Michel Foucault’s Discipline and Punish—a title that could apply equally well to Serra’s sex odyssey—could help explain why the director starts his film with a story of a death from 17 years prior, when France was under a different monarch and the prospect of revolution didn’t loom so large. Foucault’s landmark text begins with two fragments that evince two very different conceptions of punishment: the first is the story of Damiens’s execution as told by a contemporaneous newspaper article, and the second is Leon Faucher’s rules “for the young prisoners in Paris,” which outlines the strictly regimented routines of juvenile delinquents in captivity. The question, then, is how, over the course of the 80 years that separate these two documents, the reigning penal program could shift from public spectacles in which punishment is directed at the body to a form of private retribution that takes “the soul” of the criminal as its site of correction. Liberté takes place in the transitional period between these styles of punishment and at a moment when the politics of the body were undergoing a drastic reversal along with the shifting apparatuses of the State. And its characters, aware of it or not, envision and practice an alternative to both paradigms.
Leave it to Serra, one of our preeminent practitioners of Slow Cinema, to kick things off with an extratextual excursion for the sole purpose of clarifying his characters’ political positions. Even though Serra’s filmography focuses almost exclusively on continental Europe in the 18th and 19th centuries, the director rarely makes his interests in the Enlightenment explicit. In Liberté, for example, the sociohistorical context of Damiens’s execution is an aside, an act of foreplay, an intimation of deeds to come. It gives meaning to the libertine’s actions, but gets us no closer to understanding the director’s method. It offers erudite viewers the opportunity to apply—or, some might say, project—various strains of knowledge, but provides no explanation as to why this milieu merits this aesthetic treatment.
Liberté expends a good deal of energy realizing its highly specific environment and then lets time—or, in this case, “duration”—do the brunt of the remaining work. Set over the course of a long, dark night of debauchery, it features a dozen subjects and a nearly equal number of flaccid penises; depicts a variety of sex acts (hetero and not, in pairs or in groups); and creates a complex geography of intersecting glances. Shrouded in secrecy or engulfed in the action, the characters cruise from one unsimulated encounter to the next. Shedding tradition and taboo, they oscillate between the roles of top and bottom, voyeur and exhibitionist, dominant and submissive, all in an attempt, as per the spiritually inflected dirty talk of the late 18th century, to “open the gates to hell.”

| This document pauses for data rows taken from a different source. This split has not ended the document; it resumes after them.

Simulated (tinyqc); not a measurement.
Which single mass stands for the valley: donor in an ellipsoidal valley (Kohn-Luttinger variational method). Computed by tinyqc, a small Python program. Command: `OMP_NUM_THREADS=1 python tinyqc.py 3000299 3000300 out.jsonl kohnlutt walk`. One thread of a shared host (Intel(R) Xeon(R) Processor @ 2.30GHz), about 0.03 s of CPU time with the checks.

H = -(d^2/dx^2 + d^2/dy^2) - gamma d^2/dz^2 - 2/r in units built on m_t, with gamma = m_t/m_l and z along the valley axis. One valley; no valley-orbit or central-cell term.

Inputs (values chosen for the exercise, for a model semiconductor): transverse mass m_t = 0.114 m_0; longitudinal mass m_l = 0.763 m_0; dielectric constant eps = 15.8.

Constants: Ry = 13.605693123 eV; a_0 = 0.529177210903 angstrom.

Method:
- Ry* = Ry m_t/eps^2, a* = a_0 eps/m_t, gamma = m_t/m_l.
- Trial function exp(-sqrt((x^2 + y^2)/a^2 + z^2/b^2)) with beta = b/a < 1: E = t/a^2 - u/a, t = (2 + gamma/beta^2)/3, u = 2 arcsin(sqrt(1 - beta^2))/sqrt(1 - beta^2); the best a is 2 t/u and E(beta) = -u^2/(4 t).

Such eschatological portent, indicative of a desire for Sadean release, never finds its fulfilment in Liberté. As the morning becomes imminent and the prospect of satisfaction less and less likely, Serra’s libertines are increasingly intentional in their attempts to reach climax: a woman is whipped, asking for it to be done again, harder; shackled and bare-breasted, another female hangs from a tree while being showered with milk and semen; and a one-armed man, presumably injured in the Seven Years’ War, is stabbed repeatedly with a pitchfork while being urinated on by off-screen participants. (As the human bladder doesn’t naturally carry enough liquid to satisfy his artistic intentions, Serra has said that this scene required numerous takes and multiple men to accomplish.)
One might expect, given Serra’s considerable compositional skill, that his tableaux would accentuate the latent tension of these scenarios. Indeed, the focal points and patches of privacy created by the director’s Caravaggio-like interplay of low light and controlled shadow might have been used to suggest a conflict between the push-pull of lust and caution. But lest his film be charged with trafficking in the same philistine stuff as pornography, Serra rarely, if ever, allows his erotica to be, well, erotic. Not as well versed in the art of the exaggerated orgasm as adult-film actors, Serra’s nonprofessionals are awkward and imprecise. At any given moment, it’s unclear whether we’re seeing the gestures of an actor or the involuntary movements of a body, a poor performance of pornography or a documentary account of failed orgasm. If an amateur acting workshop attempted to recreate an orgy, it would look a lot like Liberté.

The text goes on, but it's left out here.